It's mid afternoon, and sunlight filters through the partially closed shades as Kim, a full-time musician, sits on the floor and explains how he relocated from Chicago to Oakland earlier this year to be near his girlfriend, singer and spoken word artist Golda Sargento.

It's not the only major change in Kim's life. Shortly after he arrived in east Oakland, he and Golda had a baby boy, Micah, whom they now take care of while supporting themselves as artists. Being in California keeps him away from his two groups: Typical Cats, a five-man hip-hop group, and I Was Born with Two Tongues, a poetry quartet. Typical Cats have built a reputation on the hip-hop underground scene as one of the better-known acts from Chicago and as the flagship artists for fledgling indie rap imprint Galapagos4. Three years into their existence the group released a self-titled full-length on the label in 2000.

But in the Bay Area, Kim is best known for the pan-Asian I Was Born with Two Tongues, who have performed at local venues such as Bindlestiff Studios in the past two years. The members – including Marlon Esguerra, Emily Chang, and Anida Esguerra – met one another while attending open mic nights at various clubs around Chicago.

"Chicago had an ill fucking poetry scene," the soft-spoken Kim confirms. "The scene that we were in was mostly black. It was cool. It was all love, but you have those occasional moments where cats make it a point to let you know you're a guest in their house." By bonding together, the four Asian poets, along with musicians like bassist Darius Savage and drummer Jay Monteverde, were able to create their own support system apart from the scene's politics.
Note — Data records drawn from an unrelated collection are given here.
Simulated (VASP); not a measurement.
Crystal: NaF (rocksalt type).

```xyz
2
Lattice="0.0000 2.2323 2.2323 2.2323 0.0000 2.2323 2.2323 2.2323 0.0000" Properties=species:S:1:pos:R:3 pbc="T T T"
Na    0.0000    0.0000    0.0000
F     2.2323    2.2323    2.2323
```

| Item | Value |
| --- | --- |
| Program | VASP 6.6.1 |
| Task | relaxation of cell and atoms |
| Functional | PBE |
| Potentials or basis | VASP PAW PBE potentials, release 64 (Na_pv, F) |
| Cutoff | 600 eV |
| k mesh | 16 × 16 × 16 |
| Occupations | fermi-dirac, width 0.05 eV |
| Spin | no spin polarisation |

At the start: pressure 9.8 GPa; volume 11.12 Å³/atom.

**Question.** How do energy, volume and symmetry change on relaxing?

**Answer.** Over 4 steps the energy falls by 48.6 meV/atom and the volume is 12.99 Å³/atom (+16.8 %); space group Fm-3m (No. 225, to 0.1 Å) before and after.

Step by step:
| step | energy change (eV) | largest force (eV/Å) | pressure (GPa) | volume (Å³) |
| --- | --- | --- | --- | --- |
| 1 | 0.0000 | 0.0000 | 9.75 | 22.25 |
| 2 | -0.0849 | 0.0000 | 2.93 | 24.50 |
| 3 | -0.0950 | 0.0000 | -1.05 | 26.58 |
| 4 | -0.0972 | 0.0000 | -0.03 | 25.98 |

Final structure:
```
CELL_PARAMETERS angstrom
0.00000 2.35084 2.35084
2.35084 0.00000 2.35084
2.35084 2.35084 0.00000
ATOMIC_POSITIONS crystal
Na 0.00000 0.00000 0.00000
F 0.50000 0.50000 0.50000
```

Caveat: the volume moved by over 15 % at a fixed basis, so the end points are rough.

I Was Born with Two Tongues, Kim says, made a national impact partly because they were considered a novelty on the spoken word scene. Their subsequent 1999 album, Broken Speak (which was just rereleased by the San Francisco-based organization Asian Improv Arts), earned plaudits from the press and the spoken word community for its confrontation of racial issues, the constant appropriation of Asian culture (which Chang and Anida Esguerra decried on "Not Your Fetish"), and sundry political topics in modern American society. Kim, for his part, wrote about "the hungry scent of sorrow on the skin of my people" in "Han," one among a handful of solo pieces he contributed.

At the same time as he was performing with I Was Born with Two Tongues, Kim was working with the multiracial Typical Cats crew. More of a straight-ahead hip-hop group, Typical Cats rhymed about battling and commercialism over jazzy bebop riffs on their debut album. Still, ever the social analyst, Kim found time to satirize starstruck rappers – and, not coincidentally, comment on his own growing notoriety on "Live Forever," asking why "the TV is the only place I can see my lonely face and these mirrors won't accept my reflection."

In Oakland, life is much quieter for Kim. However, Kim says he still represents Chicago "to the fullest": his recent solo debut as Denizen Kane for Galapagos4, the EP Tree City Legends, is part homage to the Windy City. Tree City Legends' cover art features his friend Josh-Oscar-Sayre's illustration of a small forest sketched on top of an overhead snapshot of Chicago. For Kim, the myriad branches jutting out of Tree City represent the "branches" of Chicago's geographical grid as well as his metaphorical home, a resting place he can return to no matter where his physical body resides.

"In terms of our people, Asian people, I think that longing for a sense of homeland and stability has always been there," he says. "Not that we don't have places – we have every Chinatown in every city you can go to, and every J-town, and every Koreatown. For me personally, creating a mental homeland is the first step. At least I can be at home in my mind."

This wistfulness is reflected in the lyrics of Tree City Legends, but the EP is not simply a love letter to Chicago. Equally present is its tribute to Kim's brother David, who passed away early last year. "It was March 8, 2001," he whispers, hesitant to discuss the circumstances surrounding his brother's death. Meanwhile, a childhood photograph of Kim and his brother is tucked in the left margin of the cover art, with shiny black crowns drawn over their heads.

More varied than the whimsical Typical Cats album, Tree City Legends ends, surprisingly, with a folk song, "Lost Found Nation," that addresses Kim's commitment to God and spirituality. Its eclecticism stems from the evolution taking place in Kim's life as he matures from a carefree wordsmith and college student with a love for hip-hop culture to a father and full-time musician.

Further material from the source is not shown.